Rachel Menashe Dor is currently a 2nd year graduate student at RISD in the Ceramics department. She holds a Bachelor and MSc degrees in Geology from the Hebrew University in Jerusalem. During the late 1990’s and the early 2000’s Rachel worked in small ceramics studios in Jerusalem and Los Angeles with various artists. She began to study Ceramics Art at California State University Long Beach at 2004.
Her background as a geologist finds an expression in her past and current art works. Rachel is focused on the delicacy and the details of natural forms and their ephemeral characteristics both on micro and macro levels. She invites the viewer to explore and situate himself in the environments she creates, an experience often parallel to the displacement she feels in foreign surroundings.
Memories of landscape
Mixed media (ceramics, wood, metal)
2008
Landscape, especially in the southwest United States, is vast compare to the human scale and continuous in both space and time, surrounding the viewer during his visit. Despite the large scale and the continuous nature of a landscape, it often lasts in our memory as a collection of isolated scenes of both the broad and the detailed landform. Back home, we often try to transform those fragments of a landscape, as they exist in our memory back to the feeling we had outdoor.
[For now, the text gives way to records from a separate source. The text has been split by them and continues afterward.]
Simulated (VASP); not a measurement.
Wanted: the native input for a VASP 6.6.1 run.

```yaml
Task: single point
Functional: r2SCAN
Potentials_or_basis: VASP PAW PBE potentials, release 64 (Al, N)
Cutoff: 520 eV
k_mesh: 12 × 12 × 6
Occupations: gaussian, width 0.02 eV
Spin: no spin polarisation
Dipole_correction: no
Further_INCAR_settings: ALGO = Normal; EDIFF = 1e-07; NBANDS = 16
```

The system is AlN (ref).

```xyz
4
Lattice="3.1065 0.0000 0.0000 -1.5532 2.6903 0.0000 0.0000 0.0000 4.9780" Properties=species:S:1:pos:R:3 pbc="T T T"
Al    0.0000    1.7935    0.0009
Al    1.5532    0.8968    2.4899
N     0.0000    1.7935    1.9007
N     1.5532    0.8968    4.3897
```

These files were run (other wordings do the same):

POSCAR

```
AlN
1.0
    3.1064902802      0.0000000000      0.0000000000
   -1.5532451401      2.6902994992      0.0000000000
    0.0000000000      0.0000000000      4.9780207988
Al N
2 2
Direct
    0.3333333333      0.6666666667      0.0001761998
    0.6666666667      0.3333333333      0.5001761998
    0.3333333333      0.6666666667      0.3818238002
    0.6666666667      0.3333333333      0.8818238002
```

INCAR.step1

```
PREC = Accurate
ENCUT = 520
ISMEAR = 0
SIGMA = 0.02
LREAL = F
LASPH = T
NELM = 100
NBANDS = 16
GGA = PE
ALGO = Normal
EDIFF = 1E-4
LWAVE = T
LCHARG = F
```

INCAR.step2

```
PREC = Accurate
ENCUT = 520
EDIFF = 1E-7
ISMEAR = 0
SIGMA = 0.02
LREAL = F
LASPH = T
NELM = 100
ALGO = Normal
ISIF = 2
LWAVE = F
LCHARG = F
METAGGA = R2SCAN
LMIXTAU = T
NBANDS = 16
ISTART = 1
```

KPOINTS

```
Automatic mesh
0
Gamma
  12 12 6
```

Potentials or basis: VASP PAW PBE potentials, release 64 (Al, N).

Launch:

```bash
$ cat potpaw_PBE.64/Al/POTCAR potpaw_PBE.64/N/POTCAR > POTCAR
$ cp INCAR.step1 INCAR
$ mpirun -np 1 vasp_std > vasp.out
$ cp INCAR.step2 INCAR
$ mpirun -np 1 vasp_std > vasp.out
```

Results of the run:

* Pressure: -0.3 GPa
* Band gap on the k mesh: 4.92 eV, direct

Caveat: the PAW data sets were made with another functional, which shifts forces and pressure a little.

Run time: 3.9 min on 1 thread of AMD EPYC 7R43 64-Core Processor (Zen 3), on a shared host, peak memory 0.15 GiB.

In this installation I try to capture the perception of the southwest’s desert landscape as it is in my memory: snap-shots of terrain ‘islands’, scattered with no particular geographic arrangement, in a scale that inverts the proportions between the viewer and what he sees. The installation, rather than representing the true nature of the desert terrains, reflects more on the intimacy that one may feel with places he visited, as they are no longer part of a continuous environment. In that installation I invite the viewer to step into my collection of landscape memories where a “vast landscape” becomes an intimate experience.